Only someone busily contemplating his own navel, and eager to inform the world that his scribblings have been “cited . . . in front of an audience of 5,000 at Albert Hall,” could have mistaken my essay on Anatoly Shcharansky for a review of his book, to which I devoted three paragraphs. I restricted my remarks specifically to that section of the book by Mr. Rapoport and his colleagues which dealt, inadequately and foolishly, with the reception of Shcharansky in Israel.

I am sorry that Mr. Rapoport took these remarks as an occasion for the release of small, untidy, hitherto pent-up resentments, but also gratified that they spurred him to do a little research. Unfortunately, no amount of research will rescue a person from the snares laid by an unruly temper and the pitfalls that await those who cannot read English.

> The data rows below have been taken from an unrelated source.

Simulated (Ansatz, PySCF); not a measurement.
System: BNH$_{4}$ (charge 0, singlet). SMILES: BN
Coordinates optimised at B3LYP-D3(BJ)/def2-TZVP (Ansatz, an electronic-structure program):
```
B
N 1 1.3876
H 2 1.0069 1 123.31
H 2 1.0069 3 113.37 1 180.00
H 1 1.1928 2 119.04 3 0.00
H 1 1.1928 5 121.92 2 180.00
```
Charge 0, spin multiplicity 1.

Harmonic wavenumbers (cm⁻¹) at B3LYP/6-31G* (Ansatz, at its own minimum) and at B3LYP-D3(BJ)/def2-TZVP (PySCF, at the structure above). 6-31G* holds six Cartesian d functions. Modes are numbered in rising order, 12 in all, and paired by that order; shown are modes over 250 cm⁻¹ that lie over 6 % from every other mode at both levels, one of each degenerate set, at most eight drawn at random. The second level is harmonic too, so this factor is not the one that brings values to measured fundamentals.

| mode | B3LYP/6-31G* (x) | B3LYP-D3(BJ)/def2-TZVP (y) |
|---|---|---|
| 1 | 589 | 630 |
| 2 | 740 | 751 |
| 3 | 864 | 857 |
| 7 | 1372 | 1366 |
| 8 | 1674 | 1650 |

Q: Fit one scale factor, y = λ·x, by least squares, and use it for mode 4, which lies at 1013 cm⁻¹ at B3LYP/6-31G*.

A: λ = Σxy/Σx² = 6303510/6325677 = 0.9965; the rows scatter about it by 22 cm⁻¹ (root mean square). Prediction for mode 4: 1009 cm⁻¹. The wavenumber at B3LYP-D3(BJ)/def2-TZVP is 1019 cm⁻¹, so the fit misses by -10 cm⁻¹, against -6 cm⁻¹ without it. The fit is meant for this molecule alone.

I offer as one representative example of Mr. Rapoport’s acumen and probity his allegation that I have “defend[ed] the Jewish terrorist underground and Rabbi Kahane” and have “lashed out at ‘this smelly little orthodoxy of leftist criminology.’” In the only article I have ever published about the Jewish underground, I wrote as follows: “The apologia for the underground resembles nothing so much as the liberal-Left justification of terrorist violence: everybody is guilty of the crime except the poor fellow who happens to commit it. . . . This smelly little orthodoxy of leftist criminology has now been adopted by the Jewish underground. According to old wisdom, extremes meet.” That is how I defended the Jewish terrorists. Similarly, the only article I have ever written about Kahane contains not one single word in defense of him, and I challenge the loose-tongued Mr. Rapoport to prove otherwise. That article does contain many words of criticism of those at the opposite end of the political spectrum from Kahane who perversely chose to see good coming from his election in 1984.

I am not sure where Mr. Rapoport gets his idea of my “insane hatred” for journalists of the Jerusalem Post. The “evidence” he offers for this outlandish generalization sinks of its own inanition. I doubt, for example, that my reference to the “secularist zeal” of Mr. Rapoport’s chapter on Shcharansky’s arrival in Israel will be read by any rational person as “referring to all the Jerusalem Post writers as ‘secularists.’” I would also be astounded if my allusion, in an article of 1984, to the “jaundiced eye” of the Post’s “West Bank” specialist were read by anyone who has retained the balance of his mind as a reference to “the ‘jaundiced’ Jerusalem Post.” I have good friends on the Jerusalem Post; I have published several articles and reviews in its pages; I published in COMMENTARY in 1985 an article on Ethiopian Jewry that favorably cited two Post writers, one of them named Louis Rapoport. I have read work by David Krivine and Shmuel Katz and Wolf Blitzer and Yosef Goell with pleasure, profit, and even admiration.

But none of this is sufficient to satisfy Mr. Rapoport’s idea of the unflinching loyalty and adoration due from Post readers to him and his colleagues. Indeed, the world of journalism is for him so much that Ursa Minor of all things visible that he actually appears to believe my wife and I traveled to the Soviet Union and artfully arranged to get ourselves interrogated for six hours and then locked up for nineteen just so we could get our pictures in the papers—perhaps in order one day to steal away some of the publicity rightfully owing to a fellow “cited . . . in front of an audience of 5,000 at Albert Hall”? Mr. Rapoport’s self-fascination is such as to recall Trollope’s portrait (in The Warden) of the journalist Tom Towers, “studiously trying to look like a man, but knowing within his breast that he was a god.”